The most important innovation in The Skeleton Dance is that the musical score and the animated action were planned, designed, and executed in unison. Stalling composed the score first, then Iwerks animated the film to match the meter and melody. Stalling, an accomplished film accompanist, was accustomed to playing his organ in time with motion pictures; now he was able to make the movies match his music.
For Steamboat Willie, harmonica-playing animator Wilfred Jackson had developed a mathematical system of animating to a timed rhythm. Disney made marks—a bouncing ball—on a work print of the film to provide a visual representation of the rhythm.
Stalling made the next development assuring precise pacing of animation and music: a metronomic rhythm supplied via headphones to musicians, matching the visual rhythm used by the animators. Called a “click track,” this device is used today in most recording sessions.
The music in Skeleton Dance is built around refrains from March of the Dwarfs, composed in 1891 by Norwegian Edvard Grieg. Hell’s Bells uses bars from Mendelssohn’s Spring Song (1843) and Fingal’s Cave (1832), plus Grieg’s In the Hall of the Mountain King (1876). Stalling continued to use this technique after he left Disney. His pastiche scoring style became the way many Americans were introduced to classical music. He scored most of the Warner Brothers’ Looney Tunes and Merrie Melodies cartoons from 1936 to 1958.
Screenings of Skeleton Dance with first-run features in Los Angeles, San Francisco, and New York led to a nationwide distribution deal for Disney with Columbia Pictures. The first Silly Symphony went into general release with a return engagement at New York’s Roxy on September 7, 1929.
Disney had already learned some difficult business lessons. Laugh-O-gram Films, his first animation company, had gone bankrupt in 1923 after one year in Kansas City, prompting his move to Hollywood. The success of the Alice comedies, featuring a live-action girl inserted into a cartoon world, led to the creation of his first trademark character, Oswald the Lucky Rabbit, in 1927. To his regret, Disney learned in 1928 that Oswald’s trademark belonged not to him, but to the films’ distributor, when that same distributor hired away nearly all of Disney’s staff animators, with the exception of Iwerks. Intent on remaining independent, Disney and Iwerks created Mickey Mouse, then struggled to find a distributor, finally signing with the third-rate Celebrity Productions company. This time, Disney made sure he controlled the rights to the character.
Loyal though Iwerks was, working with Disney was never easy. Disney began dividing the functions of cartoon production and occasionally chastised Iwerks for not delegating tasks to junior staff. In a repeat of Disney’s previous business trauma, Celebrity Productions hired Iwerks away when its agreement with Disney was due for renewal in late 1929. Iwerks traded his one-fifth share of the Disney company for $2,920. (That share would be worth nearly $418 million today). Stalling, uncertain of the studio’s future and fed up with Disney’s increasingly martinet-like leadership style, left at the same time as Iwerks.

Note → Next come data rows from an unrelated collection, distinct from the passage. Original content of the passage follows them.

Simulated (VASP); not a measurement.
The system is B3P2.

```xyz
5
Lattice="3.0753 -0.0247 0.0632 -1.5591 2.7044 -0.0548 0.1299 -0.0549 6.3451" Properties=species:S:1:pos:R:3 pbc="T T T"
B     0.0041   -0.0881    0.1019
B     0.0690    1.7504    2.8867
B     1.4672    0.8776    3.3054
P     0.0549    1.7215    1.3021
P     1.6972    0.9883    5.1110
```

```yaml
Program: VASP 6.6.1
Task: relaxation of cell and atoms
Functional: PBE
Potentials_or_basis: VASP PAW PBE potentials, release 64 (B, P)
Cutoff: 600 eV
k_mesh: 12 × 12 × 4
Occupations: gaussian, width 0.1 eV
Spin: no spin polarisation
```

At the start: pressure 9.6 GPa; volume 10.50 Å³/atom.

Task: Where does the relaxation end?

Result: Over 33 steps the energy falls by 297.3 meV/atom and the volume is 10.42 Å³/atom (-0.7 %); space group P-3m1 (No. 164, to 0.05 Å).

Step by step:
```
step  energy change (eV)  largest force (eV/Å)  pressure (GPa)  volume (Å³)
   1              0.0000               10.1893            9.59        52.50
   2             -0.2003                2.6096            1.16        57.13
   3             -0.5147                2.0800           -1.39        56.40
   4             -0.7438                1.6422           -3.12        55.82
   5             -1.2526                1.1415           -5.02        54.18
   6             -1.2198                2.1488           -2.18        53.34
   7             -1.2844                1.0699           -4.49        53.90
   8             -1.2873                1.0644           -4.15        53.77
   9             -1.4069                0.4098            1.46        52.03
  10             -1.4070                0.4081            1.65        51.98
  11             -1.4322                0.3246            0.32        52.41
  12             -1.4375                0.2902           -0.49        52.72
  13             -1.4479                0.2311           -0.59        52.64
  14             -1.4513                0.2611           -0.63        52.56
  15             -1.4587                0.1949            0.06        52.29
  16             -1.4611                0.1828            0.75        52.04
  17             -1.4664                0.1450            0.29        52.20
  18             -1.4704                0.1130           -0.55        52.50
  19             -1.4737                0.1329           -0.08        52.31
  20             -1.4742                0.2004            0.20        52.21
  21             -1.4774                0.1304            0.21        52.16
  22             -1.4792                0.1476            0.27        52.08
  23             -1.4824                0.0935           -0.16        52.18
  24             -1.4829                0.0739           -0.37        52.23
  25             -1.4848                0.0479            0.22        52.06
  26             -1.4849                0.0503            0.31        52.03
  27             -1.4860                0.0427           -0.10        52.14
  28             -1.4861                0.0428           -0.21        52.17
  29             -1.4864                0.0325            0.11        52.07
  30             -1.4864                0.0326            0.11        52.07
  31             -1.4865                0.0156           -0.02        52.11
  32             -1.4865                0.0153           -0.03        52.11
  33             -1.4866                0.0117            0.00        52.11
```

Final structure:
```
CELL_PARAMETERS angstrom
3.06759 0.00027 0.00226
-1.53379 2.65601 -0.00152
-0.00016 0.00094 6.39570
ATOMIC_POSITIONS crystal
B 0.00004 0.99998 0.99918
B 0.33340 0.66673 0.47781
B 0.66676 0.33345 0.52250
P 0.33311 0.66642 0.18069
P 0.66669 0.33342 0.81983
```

The difference this time was that Disney controlled the rights to Mickey Mouse, who had replaced Felix the Cat as the most popular cartoon character in the world. He also had a distribution deal with an increasingly important studio, and the most technically innovative and artistically advanced cartoon series to date: Silly Symphonies.
Disney’s practice of dividing the labor of animating films into factory-like assembly lines enabled him to survive the defections of Iwerks and Stalling. He promoted animators who seemed to be competent organizers and leaders to the position of directors then established constant rotation of creative teams, ensuring a free flow of ideas and preventing the development of close personal alliances among his employees. New composer Frank Churchill generated entirely original music, freeing Disney from the expense of buying rights to popular songs. Creativity flowed from this system, leading to the development of true character animation with The Ugly Duckling (1931).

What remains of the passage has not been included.